This response comes a bit late, but you bring up so many interesting points that it has taken me a while to digest everything. First of all, of course, thank you very much for the delightfully specific praise! These design decisions are the result of much deliberation and iteration, and the language went through a lot of drastic transformations before going public. But none of that is described in the manual, which of course tries to describe what the language is, rather than what it isn’t. So it’s very satisfying when someone “gets it”, and provides accurate context for these design decisions in their own words.
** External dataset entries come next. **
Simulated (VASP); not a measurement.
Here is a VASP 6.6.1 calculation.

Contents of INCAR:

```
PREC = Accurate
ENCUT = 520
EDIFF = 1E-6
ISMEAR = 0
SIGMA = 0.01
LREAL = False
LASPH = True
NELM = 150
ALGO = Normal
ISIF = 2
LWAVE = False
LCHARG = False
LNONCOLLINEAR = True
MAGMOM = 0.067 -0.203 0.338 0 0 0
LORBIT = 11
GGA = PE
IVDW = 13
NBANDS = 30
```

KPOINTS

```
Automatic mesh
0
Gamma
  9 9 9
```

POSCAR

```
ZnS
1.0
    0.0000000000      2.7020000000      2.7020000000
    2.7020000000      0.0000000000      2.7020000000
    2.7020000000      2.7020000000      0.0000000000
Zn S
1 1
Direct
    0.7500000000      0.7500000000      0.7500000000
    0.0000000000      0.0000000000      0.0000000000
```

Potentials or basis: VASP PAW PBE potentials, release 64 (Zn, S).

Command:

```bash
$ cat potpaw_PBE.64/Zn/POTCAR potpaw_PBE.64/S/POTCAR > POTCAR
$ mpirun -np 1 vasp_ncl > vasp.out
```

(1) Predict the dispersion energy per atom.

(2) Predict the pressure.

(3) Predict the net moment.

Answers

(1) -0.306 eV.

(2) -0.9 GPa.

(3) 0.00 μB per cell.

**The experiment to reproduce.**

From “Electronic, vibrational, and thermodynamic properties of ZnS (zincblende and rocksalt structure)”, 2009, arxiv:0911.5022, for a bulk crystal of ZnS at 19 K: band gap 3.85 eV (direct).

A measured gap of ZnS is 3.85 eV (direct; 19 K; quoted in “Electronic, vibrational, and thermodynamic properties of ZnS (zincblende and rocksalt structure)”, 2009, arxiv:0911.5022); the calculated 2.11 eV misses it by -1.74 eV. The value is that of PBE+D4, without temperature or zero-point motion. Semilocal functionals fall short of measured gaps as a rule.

This is an interesting idea, and not necessarily all that expensive to implement. The compiler could figure out statically which now-statements might get invoked during such a “dry run”, and add the necessary conditional instructions. But, well, this is not a feature to add carelessly. If it is possible to disable all side-effects dynamically, it might become tempting to put side-effects all over the library code, and expect the caller to be careful. I think that might lead to code that is harder to read and debug. But it’s an intriguing idea, and I’ll probably keep it at the back of my mind.
Closures provide some of the functionality of passing around prolog terms, but it’s not possible to build source-code structures from scratch, as data, and then execute them. That would have to be done using lists somehow. But I’d like to see a concrete example of where it would be useful in a story authoring context, before complicating the language any further.
This is a good point. Certainly, well-written I7 code (at least when it deals with concrete objects in the game world) can convey the purpose of the code to the reader in a very efficient, natural manner, even if the reader is new to the language. That is one of the big strengths of I7. But consider the question: Why are we reading the source code? Sometimes, indeed, we do it in order to glean the original intent of the programmer. But quite often, we read code because we’re trying to understand why it doesn’t work, or why it doesn’t behave in the way that we expected. In those situations, I find that it is immensely helpful to be able to see what the code actually does instead of what the programmer thought it would do. And the more we learn about what the programmer intended, the more we tend to see the code through the eyes of the programmer, and therefore miss the bug for the same reason that the programmer missed the bug. I’m not trying to say that we should design programming languages to be cryptic. Clarity is vital, but it should be clarity about what the program actually does, formally, when you run it, rather than clarity about what the programmer was attempting to do. In my personal, possibly controversial opinion.
This is a good point. Looking at @natecull’s subsequent suggestion, I don’t see a need to put predicates into lists. One could instead do:
(public (my public predicate $))
(public (my other public predicate $))
Or one could make everything public by default, and have a private
meta-declaration. But perhaps an even better approach would be to reserve a special syntax for private predicate names, e.g. a colon as the very first character. Such predicate names would be treated as local within the current source code file. Something like:
(my public predicate $X into $Y)
(:my private predicate $X accumulating [] into $Y)
Another file could then use (:my private predicate $ accumulating $ into $)
, and it would be a different predicate. Cluttering predicate names with special characters may look bad, but the benefit is that the information is present where it needs to be, at the call site, and there’s little risk of forgetting to add a public/private declaration elsewhere in the file. Well, these are just idle musings for now, but perhaps in the future…
The syntax for closures went through a lot of revisions before I settled on the current one. In fact, I’ve considered several of your suggestions. But consider this:
What you do instead, right now, is this:
(query { ($_ = [$A $B]) (do something to $A giving $C) (something else $C $B)} [#foo #bar])
I think the latter is quite readable as it is. Though, by all means, you could define the following helper predicate:
(query $Closure $X $Y)
(query $Closure [$X $Y])
Perhaps I misunderstand you here, but it is certainly possible to put closures in dynamic predicates, because closures are just lists. However, all variables must be bound.
Hmm. Perhaps. It takes the language in an object-oriented direction, and I’m quite happy to be rid of that baggage. The feature is already there, in a sense, but the syntax is cumbersome as you’ve noted. And that will dissuade programmers from thinking in terms of black-box objects and classes, and encourage white-box modelling with rules.